Conventional cable television companies are still bleeding customers, led by the likes of AT&T (T -0.44%) brand DirectTV and Comcast (CMCSA -0.84%). The latter lost another 273,000 paying Xfinity subscribers last quarter, while the former shed another 590,000 premium TV customers in the same three-month span. Both setbacks extend a long-standing cord-cutting trend.
There's another curious trend taking shape within the cable media arena that's also worth noting. Streaming cable services from providers like FuboTV (FUBO) and Alphabet's (GOOG -1.55%) (GOOGL -1.45%) YouTube TV continue to add to their customer ranks.
This is clearly an encouraging shift for linear cable players that are able to make such a pivot, but it raises a big question: Why?
Bucking the trend
Some of the companies that offer this slightly cheaper alternative to conventional cable service can be a bit cryptic when it comes to divulging specifics. For instance, during Alphabet's third-quarter 2020 conference call, CEO Sundar Pichai would only reveal that "YouTube TV now has more than 3 million paid subscribers." It was the first update of the service's headcount since its fourth-quarter 2019 conference call, when he commented that there are now "over 2 million YouTube TV paid subscribers."
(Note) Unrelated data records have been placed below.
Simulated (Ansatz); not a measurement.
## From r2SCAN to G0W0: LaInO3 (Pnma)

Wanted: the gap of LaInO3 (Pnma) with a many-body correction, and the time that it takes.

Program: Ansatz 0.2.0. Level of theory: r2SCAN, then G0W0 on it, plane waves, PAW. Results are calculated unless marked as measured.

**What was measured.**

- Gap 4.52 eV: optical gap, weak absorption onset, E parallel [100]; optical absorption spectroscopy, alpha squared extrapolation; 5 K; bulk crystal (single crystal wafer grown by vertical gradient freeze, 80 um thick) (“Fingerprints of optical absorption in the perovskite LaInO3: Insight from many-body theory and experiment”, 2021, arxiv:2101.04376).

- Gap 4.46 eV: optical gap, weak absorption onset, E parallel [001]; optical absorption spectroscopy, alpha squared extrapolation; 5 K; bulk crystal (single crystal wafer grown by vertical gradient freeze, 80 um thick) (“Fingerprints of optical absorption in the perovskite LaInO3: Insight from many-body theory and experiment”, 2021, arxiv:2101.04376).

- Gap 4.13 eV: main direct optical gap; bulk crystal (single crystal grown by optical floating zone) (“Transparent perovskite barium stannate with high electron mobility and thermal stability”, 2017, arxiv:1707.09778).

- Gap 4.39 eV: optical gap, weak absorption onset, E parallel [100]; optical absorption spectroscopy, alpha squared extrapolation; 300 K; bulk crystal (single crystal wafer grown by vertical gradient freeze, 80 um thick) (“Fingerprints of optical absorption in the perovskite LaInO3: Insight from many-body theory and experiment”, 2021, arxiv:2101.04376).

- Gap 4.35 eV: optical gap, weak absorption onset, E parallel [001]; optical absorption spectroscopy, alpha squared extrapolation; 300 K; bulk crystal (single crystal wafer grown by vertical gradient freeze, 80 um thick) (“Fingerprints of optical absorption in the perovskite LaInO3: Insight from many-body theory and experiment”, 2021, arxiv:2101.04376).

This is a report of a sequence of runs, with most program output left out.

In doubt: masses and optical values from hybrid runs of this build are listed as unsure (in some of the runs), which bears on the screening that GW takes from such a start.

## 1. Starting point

Other providers are more forthcoming. While satellite cable outfit Dish Network (DISH) reported numbers that translate into a loss of 60,000 of its now 9.02 million Dish customers at the end of Q2, its Sling TV streaming cable platform picked up another 210,000 paying users. That's nearly a 10% increase in its customer base.
Sling TV wasn't an outlier either. FuboTV added 169,000 subscribers, bringing its base to 455,000. Walt Disney (DIS -0.89%) reported around 700,000 people signed up for the version of Hulu that includes live cable service during the third calendar quarter of 2020. Alphabet didn't provide a figure as of the second quarter of the year, but if MoffettNathanson's estimates are on target, YouTube TV picked up about 500,000 new customers last quarter.
All told, including all four over-the-top cable services noted here plus the streaming cable customers AT&T lost, the digital cable business added over 1.5 million customers during the three-month stretch ending in September. Perhaps more important, digital cable providers picked up more customers last quarter than conventional, linear cable lost. Perhaps most important of all, last quarter's subscriber gains extend -- and accelerate -- progress that started to gel a couple of years ago.
Connecting the dots
This underlying trend speak volumes. Consumers may be eschewing cable television piped into their homes by coaxial cords due to sky-high prices. But they seem to be tolerant of streaming cable alternatives like FuboTV and Sling TV.
Two factors may be in play.
One of them is price. While YouTube TV's monthly price of $64.99 and Hulu + Live's starting price point of $54.99 aren't quite living up to the previous full promise of cost-effective skinny bundles (and a la carte options), digital cable is indeed proving to be more affordable than "regular" cable. DoxoINSIGHTS suggests the average monthly cable bill in the United States now stands at $109, nearly $40 of which Consumer Reports says are cable fees that are otherwise avoided by using streaming cable alternatives.
The other element at work here is most likely to be flexibility. Whereas consumers may have a limited choice of conventional cable providers where they live, as long as they have broadband internet they can select whichever streaming cable service they like. With more available options, consumers are more likely to find a solution that's more compelling than their local cable provider's offerings.
Regardless of customers' reasoning, cable powerhouses like Comcast and Charter Communications' (CHTR -0.89%) Spectrum can't exactly say the cable market is simply shrinking. It's changing, to be sure. It's just that not all cable companies are doing enough to change with it. Comcast may want to think beyond Peacock, and AT&T may want to think beyond HBO Max.